Communication takes place over the EIB, with each of the PPE, eight SPEs, MIC, IOIF0 and IOIF1, containing a BIU as an interface to the EIB. Each of the components connected to the EIB is capable of transferring 25.6 GB/s, both inbound and outbound, for a total of 51.2 GB/s cumulative inbound and outbound bandwidth. The exception to this is the I/O controller, whose two components IOIF0 and IO1F1 together have a peak bandwidth of 25 GB/s outbound and 35 GB/s inbound. This bandwidth is actually configurable between the two units, such that one unit could have 15 GB/s inbound and 15 GB/s outbound and the other 20 GB/s inbound and 10 GB/s outbound. The cumulative theoretical bandwidth of the EIB is not found simply by multiplying the bandwidth of these units however, as will be explained.

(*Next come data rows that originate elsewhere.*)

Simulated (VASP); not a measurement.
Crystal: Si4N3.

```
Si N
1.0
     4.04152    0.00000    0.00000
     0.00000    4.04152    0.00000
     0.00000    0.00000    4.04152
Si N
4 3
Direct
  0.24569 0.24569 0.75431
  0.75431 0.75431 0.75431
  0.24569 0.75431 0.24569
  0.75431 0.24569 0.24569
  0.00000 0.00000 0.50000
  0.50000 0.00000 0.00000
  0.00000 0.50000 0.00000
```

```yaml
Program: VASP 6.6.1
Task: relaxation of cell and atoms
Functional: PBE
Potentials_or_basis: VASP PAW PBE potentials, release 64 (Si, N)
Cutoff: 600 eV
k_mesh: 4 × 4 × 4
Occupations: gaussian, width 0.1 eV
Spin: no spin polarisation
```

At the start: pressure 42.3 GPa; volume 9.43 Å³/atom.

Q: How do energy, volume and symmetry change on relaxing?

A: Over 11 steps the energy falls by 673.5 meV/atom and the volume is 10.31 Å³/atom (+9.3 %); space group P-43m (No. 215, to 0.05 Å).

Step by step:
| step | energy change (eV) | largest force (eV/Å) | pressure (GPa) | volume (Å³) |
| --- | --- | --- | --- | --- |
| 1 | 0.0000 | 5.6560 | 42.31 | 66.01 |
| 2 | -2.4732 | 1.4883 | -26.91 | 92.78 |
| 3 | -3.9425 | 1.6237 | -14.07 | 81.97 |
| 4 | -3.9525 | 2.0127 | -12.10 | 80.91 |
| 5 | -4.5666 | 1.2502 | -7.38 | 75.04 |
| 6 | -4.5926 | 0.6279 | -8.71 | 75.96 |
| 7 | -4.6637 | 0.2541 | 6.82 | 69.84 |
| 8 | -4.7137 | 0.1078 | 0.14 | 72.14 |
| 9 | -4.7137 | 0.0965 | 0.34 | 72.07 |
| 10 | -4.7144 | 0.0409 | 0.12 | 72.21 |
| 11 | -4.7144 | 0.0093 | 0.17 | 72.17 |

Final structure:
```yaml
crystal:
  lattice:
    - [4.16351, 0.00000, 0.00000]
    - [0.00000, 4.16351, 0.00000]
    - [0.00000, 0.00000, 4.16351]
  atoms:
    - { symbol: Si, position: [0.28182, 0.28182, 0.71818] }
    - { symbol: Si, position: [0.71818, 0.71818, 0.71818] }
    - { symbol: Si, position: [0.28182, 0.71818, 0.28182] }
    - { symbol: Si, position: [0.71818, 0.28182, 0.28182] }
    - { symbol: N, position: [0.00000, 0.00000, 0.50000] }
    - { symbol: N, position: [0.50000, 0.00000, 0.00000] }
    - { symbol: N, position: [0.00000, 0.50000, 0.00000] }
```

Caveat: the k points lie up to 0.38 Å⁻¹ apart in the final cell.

Three main types of communication are supported over the EIB:

- Signal communication
- Mailbox communication
- DMA transfers

Signal and mailbox communication are meant to be low latency signaling mechanisms for synchronization between the processing elements. DMA transfers are meant for transfer of blocks of data and are the only method supported of moving data from an SPE's LS to and from main memory. Execution at each processing element, SPE or PPE, continues concurrently after communication requests have been made. In the case of the SPE, requests are handled by the SPE's MFC, in the case of the PPE, requests are handled by the PPE's PPSS. This allows for code execution to hide data transfer and communication latency.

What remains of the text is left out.